Debussy sought to paint pictures with tones, to create visions as yet unrecorded in music; and to the extent that his music evolved in a manner consonant with such a painter as Monet, it was inevitable that he become associated with the painterly movement called Impressionism. But Debussy rejected that term just as he recoiled at being dubbed a Symbolist. It was not so much that he disdained the terms Impressionism and Symbolism as it was his intense desire not to be categorized.

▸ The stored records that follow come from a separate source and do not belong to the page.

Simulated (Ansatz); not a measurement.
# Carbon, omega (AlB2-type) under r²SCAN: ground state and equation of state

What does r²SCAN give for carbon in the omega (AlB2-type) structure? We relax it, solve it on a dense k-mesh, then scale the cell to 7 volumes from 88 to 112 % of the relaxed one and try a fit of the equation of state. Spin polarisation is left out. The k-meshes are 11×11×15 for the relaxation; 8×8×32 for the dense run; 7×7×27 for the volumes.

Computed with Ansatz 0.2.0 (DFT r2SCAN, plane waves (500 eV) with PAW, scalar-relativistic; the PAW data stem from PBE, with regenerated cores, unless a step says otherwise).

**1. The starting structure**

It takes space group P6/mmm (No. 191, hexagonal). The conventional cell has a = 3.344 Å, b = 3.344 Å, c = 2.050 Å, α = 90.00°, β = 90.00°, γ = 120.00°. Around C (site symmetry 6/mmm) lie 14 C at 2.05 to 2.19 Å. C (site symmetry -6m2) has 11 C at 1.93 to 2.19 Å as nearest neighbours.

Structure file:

Debussy’s contemporaries clearly recognized the musician’s desire to be allied to the visual arts. His close friend René Peter said, “To judge by his works, and by their titles, he is a painter and that is what he wants to be. He calls his compositions pictures, sketches, prints, arabesques, masques, studies in black and white. Plainly it is his delight to paint in music.” The painter Maurice Denis expressed it this way: “His music kindled strange resonances within us, awakened a need at the deepest level for a lyricism that only he could satisfy. What the Symbolist generation was searching for with such passion and anxiety—light, sonority, and color, the expression of the soul, and the frisson of mystery—was realized by him unerringly; almost, it seemed to us then, without effort. We perceived that here was something new.”
Like an inspired chef, Debussy created a ravishing new pianistic menu by reshaping, reordering, and adding distinctly new flavorings to the ingredients at hand, namely a heritage passed down by Chopin and Liszt. In the area of harmony, he conjured East Asia by exploiting the whole-tone and pentatonic (five-note) scales, and he broke down the traditional system of key relationships. Further in his quest for originality, he abandoned classical forms almost completely and freed rhythm from confining strictures. With all of these methods, he created music that served as a sensuous suggestion of poetry, nature, and a myriad variety of moods and atmospheres. And he accomplished all of this with such originality that the 20th century’s great innovator Igor Stravinsky said simply, “The musicians of my generation and myself owe the most to Debussy.”
In 1905 Debussy began three sets of compositions depicting or conveying a variety of pictures—Images—one set of three pieces for orchestra and two sets with three pieces each for piano.
Cloches à travers les feuilles (Bells Through the Leaves)
Debussy first heard Javanese musicians at the Paris Universal Exposition, and the sounds of the gamelan stayed with him, surfacing in the allusions in this piece. The bells of the title are initiated in the first two measures by way of a whole-tone scale, from which the entire piece is constructed. The simplicity of this opening belies a complexity of intertwining parts that requires the music to be written on three staves. A middle episode of pianistic brilliance contrasts strongly with the otherworldly sonorities of the first and last sections.
Et la lune descend sur le temple qui fut (And the Moon Sets over the Temple That Was)
Debussy dedicated this piece to his good friend and biographer Louis Laloy, an authority on Eastern and ancient Greek music. The poetic wording of the title, the fragmentary melodic structure, the pungent dissonances, and the almost floating nature of the sonorities confirm what Debussy referred to as the search by the Symbolists for “the inexpressible, which is the ideal of all art.”
Poissons d’or (Goldfish)
This piece, along with “Reflections in the Water” from Book 1, is probably the most frequently performed of the Images. And no wonder, since it is both brilliant and evocative. It is said that a painting of two gold-colored fish on a small Japanese lacquer panel that Debussy owned inspired this work. To suggest the darting movements of the tiny creatures, a pianist must at once master grace, elegance, and freedom of expression.